Live theatre to entertain, educate, and elevate
By Julie Chavez Harrington
The Basin Lake Theatre Project has always been closely linked to Prescott and the surrounding area, and now it plays an integral role. It all started in 2014 when founding members Julie Chavez Harrington, Jeannen Calvin, and Ered Matthew launched it to produce a documentary-style play. Since then, it’s grown to be so much more, thanks to its mission of collaboration, entertainment, education, and elevation.
Basin Lake Theatre Project’s goals are to foster interest in the community and to promote professional growth and continuing education among local actors and technical theatre practitioners.
As the level of excellence increases in many of the performing arts in Prescott and the surrounding area, the company’s members hope to significantly raise not only the quality of live theatre, but the expectations of the local theatre audience.
The Basin Lake Theatre Project’s first production: The Fence, a documentary-style play that told the stories of several items left as mementos on the chain link fence surrounding the Granite Mountain Hotshots’ Station 7 in Prescott after the Yarnell Hill fire, which took the lives of 19 firefighters.

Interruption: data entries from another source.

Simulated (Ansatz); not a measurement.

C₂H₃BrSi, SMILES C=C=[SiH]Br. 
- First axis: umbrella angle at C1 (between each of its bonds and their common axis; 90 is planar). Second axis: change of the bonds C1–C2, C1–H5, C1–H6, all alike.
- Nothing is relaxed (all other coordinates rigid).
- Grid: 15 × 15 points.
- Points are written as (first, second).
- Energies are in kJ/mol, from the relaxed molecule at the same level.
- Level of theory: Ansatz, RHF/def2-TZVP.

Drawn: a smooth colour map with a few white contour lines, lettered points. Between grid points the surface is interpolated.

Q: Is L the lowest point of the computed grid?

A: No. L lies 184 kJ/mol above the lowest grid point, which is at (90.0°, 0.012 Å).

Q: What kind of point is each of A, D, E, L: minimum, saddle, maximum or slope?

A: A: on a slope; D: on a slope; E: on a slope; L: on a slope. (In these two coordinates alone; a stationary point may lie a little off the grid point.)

Most recently, Julie and Matthew wrote, directed, and staged The Tolerance Project, an original play based on personal stories of abuse, discrimination, and survival as told by students of Prescott’s Northpoint Academy. This effort, performed in the new Black Box Theatre at Yavapai College Performing Arts Center, achieved international recognition.
And, this October, the company will stage its most ambitious project to date: a production of William Shakespeare’s Scottish tragedy, “Macbeth,” at the Elks Theatre and Performing Arts Center. The production will employ the area’s top acting and technical talents and will be groundbreaking in its use of “O.P.,” or original pronunciation, an interpretation by expert linguists of the accent one might have heard in Shakespeare’s time.
It differs greatly from the “high-brow,” received pronunciation the typical Shakespeare audience has come to expect. Original pronunciation has more common, earthier roots and tends to be more understandable – therefore making the Bard’s works more accessible. Of interest is the fact that this style of speech was brought to North America by the Pilgrims, and shares many of its characteristics with those of American English.
Founding members Julie, Jeannen, and Ered, along with consultant Karen Murphy, bring to the company vast, professional experience and training in all aspects of the theatrical field: performance, design, and education. Local theatre-goers may be aware that this array of talents has been displayed locally in countless productions staged in both community and college venues.
But, taking its cue from the Arizona Philharmonic, members of the Basin Lake Theatre Project are determined to move forward, and confident that the company can develop and sustain professional theatre in Prescott, further supplementing the area’s live performance offerings.